Recently, I came across a news article about drones and the Amazon. There was nothing unusual about this. When one thinks of drones, Amazon often comes to mind. Not only is this online marketplace one of the best places to buy drones, the tech giant has been one of the pioneers of drone technology and is one of the first companies with plans to use a fleet of drones for delivery of goods bought on their platform.
The surprise came when I discovered that this was a different Amazon. Thousands of miles away, in a place usually devoid of technology, drones are changing the game for another Amazon, the actual Amazon; the rainforest found in Southern America.
The Amazonian natives have resorted to the use of drones to monitor areas of the forest. This is in a bid to combat illegal logging activities in the forest. This comes in the wake of increased illegal logging activities and the recent rise in palm oil demand.
The program which was pioneered by the Interethnic Association for the Development of the Peruvian Rainforest (AIDESEP), an indigenous rights organization, in partnership with Oxfam has garnered much publicity around the world.
The program has achieved some early successes. Recently after the office of the Peruvian Ministry of Transport and Communications, asked the natives to provide evidence that a logging company was building an illegal road in the forest, the drones took to the sky. After monitoring, the tribes were able to gather enough proof and the government put a stop to the road project.
I believe that it is worthy of note here that one of the high points of this program is that it was adopted by the natives themselves. Thus, the results are more likely to be long-lasting and sustainable.

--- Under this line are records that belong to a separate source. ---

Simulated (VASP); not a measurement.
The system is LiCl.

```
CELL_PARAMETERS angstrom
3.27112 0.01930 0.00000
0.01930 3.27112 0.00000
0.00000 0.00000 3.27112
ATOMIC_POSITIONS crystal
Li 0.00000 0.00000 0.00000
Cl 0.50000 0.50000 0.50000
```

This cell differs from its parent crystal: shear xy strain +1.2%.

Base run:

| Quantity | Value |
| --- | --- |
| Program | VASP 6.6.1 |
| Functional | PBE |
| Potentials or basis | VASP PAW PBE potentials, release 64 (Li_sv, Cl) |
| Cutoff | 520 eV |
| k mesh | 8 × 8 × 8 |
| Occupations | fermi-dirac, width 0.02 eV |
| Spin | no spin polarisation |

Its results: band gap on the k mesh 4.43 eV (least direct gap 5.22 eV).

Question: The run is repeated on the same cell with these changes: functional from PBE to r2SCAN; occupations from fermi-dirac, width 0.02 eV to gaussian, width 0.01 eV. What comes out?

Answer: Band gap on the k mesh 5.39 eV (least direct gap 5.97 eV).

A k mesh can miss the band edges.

In Nigeria and Africa, technology such as GPS, GIS, GSM and satellite phone technologies are beginning to play bigger roles in the quest to solve environmental challenges. These movements, even though encouraged by the government, is often spearheaded by startups and civil societies. Initiatives like Save the Elephants and RecyclePoints are only a few.
The improvements of technology historically has not been beneficial for most areas of the environment. From the increased mining of rare earth metals to the growing e-waste crisis, the environment has generally borne the brunt of mans’ technological advances. However, the saviour for the environment might also lie in tech innovations. Programs such as this offer glimpses into the great strides that can be achieved in earth conservation with the strategic alliance of technology and human resources.
The success of this collaboration between people and machines further underscores the fact that technology in itself cannot really bring permanent solutions. What is key is the desire and will to implement and utilize such technology. This will for implementation can only be found in humans. It is often disappointing that the desire and will to use technology to affect change is often lacking in governments due to economic and political considerations. However, a great source of this will and desire is usually to be found in the minds of those most affected by the crises at hand.
Much of the harm that has been done to the earth and the environment has been brought about by humans. Some people would say that this puts humans in the best position to undo them. In my opinion, this is not very likely as many humans will likely refuse to take responsibility. Technology, on the other hand, presents endless possibilities for environmental protection and preservation. An ideal solution then would be a collaboration of human resources and technology. How could robotics, automation, apps, digital devices, software programs and other technologies be deployed to help conservation efforts and the environmental movement? The answers to this question will likely help shape the movement going forward.
As we applaud the good work of the Association for the Development of the Peruvian Rainforest (AIDESEP) and Oxfam we hope that more of such programs spring up in endangered places around the world. Working together, maybe Man and Machine could save the world after all.